Re: [RFC 1/2] misc: Add vboxguest driver for Virtual Box Guest integration

From: Arnd Bergmann
Date: Fri Aug 11 2017 - 17:23:37 EST


On Fri, Aug 11, 2017 at 3:23 PM, Hans de Goede <hdegoede@xxxxxxxxxx> wrote:
> This commit adds a driver for the Virtual Box Guest PCI device used in
> Virtual Box virtual machines. Enabling this driver will add support for
> Virtual Box Guest integration features such as copy-and-paste, seamless
> mode and OpenGL pass-through.
>
> This driver also offers vboxguest IPC functionality which is needed
> for the vboxfs driver which offers folder sharing support.
>
> Signed-off-by: Hans de Goede <hdegoede@xxxxxxxxxx>

Since you are still working on coding style cleanups, I'll comment mainly on
the ioctl interface for now. Overall it already looks much better than
I expected
from previous experience with the vbox source.
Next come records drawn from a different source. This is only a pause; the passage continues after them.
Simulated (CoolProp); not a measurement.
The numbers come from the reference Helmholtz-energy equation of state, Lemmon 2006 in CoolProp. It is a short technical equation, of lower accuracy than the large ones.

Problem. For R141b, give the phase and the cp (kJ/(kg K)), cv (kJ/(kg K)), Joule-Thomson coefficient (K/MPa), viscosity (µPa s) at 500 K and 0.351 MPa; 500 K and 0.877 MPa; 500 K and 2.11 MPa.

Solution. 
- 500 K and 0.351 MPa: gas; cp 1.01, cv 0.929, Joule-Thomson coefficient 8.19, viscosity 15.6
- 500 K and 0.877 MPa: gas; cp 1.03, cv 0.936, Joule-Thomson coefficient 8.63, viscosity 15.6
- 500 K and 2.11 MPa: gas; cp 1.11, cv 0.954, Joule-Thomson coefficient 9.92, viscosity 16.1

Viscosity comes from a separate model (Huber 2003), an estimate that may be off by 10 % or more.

Most of the issues I would normally comment on are already moot based
on the assumption that we won't be able to make substantial changes to
either the user space portion or the hypervisor side.

> +/**
> + * Inflate the balloon by one chunk.
> + *
> + * The caller owns the balloon mutex.
> + *
> + * @returns VBox status code
> + * @param gdev The Guest extension device.
> + * @param chunk_idx Index of the chunk.
> + */
> +static int vbg_balloon_inflate(PVBOXGUESTDEVEXT gdev, u32 chunk_idx)
> +{
> + VMMDevChangeMemBalloon *req = gdev->mem_balloon.change_req;
> + struct page **pages;
> + int i, rc;
> +
> + pages = kmalloc(sizeof(*pages) * VMMDEV_MEMORY_BALLOON_CHUNK_PAGES,
> + GFP_KERNEL | __GFP_NOWARN);
> + if (!pages)
> + return VERR_NO_MEMORY;
> +
> + req->header.size = sizeof(*req);
> + req->inflate = true;
> + req->pages = VMMDEV_MEMORY_BALLOON_CHUNK_PAGES;

The balloon section seems to be rather simplistic with its ioctl interface.
Ideally this should use CONFIG_BALLOON_COMPACTION and an
oom notifier like the virtio_balloon driver does. Yes, I realize that only
one of the six (or more) balloon drivers we have in the kernel does it ;-)

> +/**
> + * Callback for heartbeat timer.
> + */
> +static void vbg_heartbeat_timer(unsigned long data)
> +{
> + PVBOXGUESTDEVEXT gdev = (PVBOXGUESTDEVEXT)data;
> +
> + vbg_req_perform(gdev, gdev->guest_heartbeat_req);
> + mod_timer(&gdev->heartbeat_timer,
> + msecs_to_jiffies(gdev->heartbeat_interval_ms));
> +}

This looks like a watchdog and should use the drivers/watchdog
subsystem interfaces.

> +/**
> + * vbg_query_host_version try get the host feature mask and version information
> + * (vbg_host_version).
> + *
> + * @returns 0 or negative errno value (ignored).
> + * @param gdev The Guest extension device.
> + */
> +static int vbg_query_host_version(PVBOXGUESTDEVEXT gdev)
> +{
> + VMMDevReqHostVersion *req;
> + int rc, ret;
> +
> + req = vbg_req_alloc(sizeof(*req), VMMDevReq_GetHostVersion);
> + if (!req)
> + return -ENOMEM;

While I understand you want to keep the ioctl interface, the version information
looks like something that we should also have in sysfs in an appropriate
location.

> diff --git a/drivers/misc/vboxguest/vboxguest_linux.c b/drivers/misc/vboxguest/vboxguest_linux.c
> new file mode 100644
> index 000000000000..8468c7139b98
> --- /dev/null
> +++ b/drivers/misc/vboxguest/vboxguest_linux.c

This looks like a fairly short file, and could be merged into the core file.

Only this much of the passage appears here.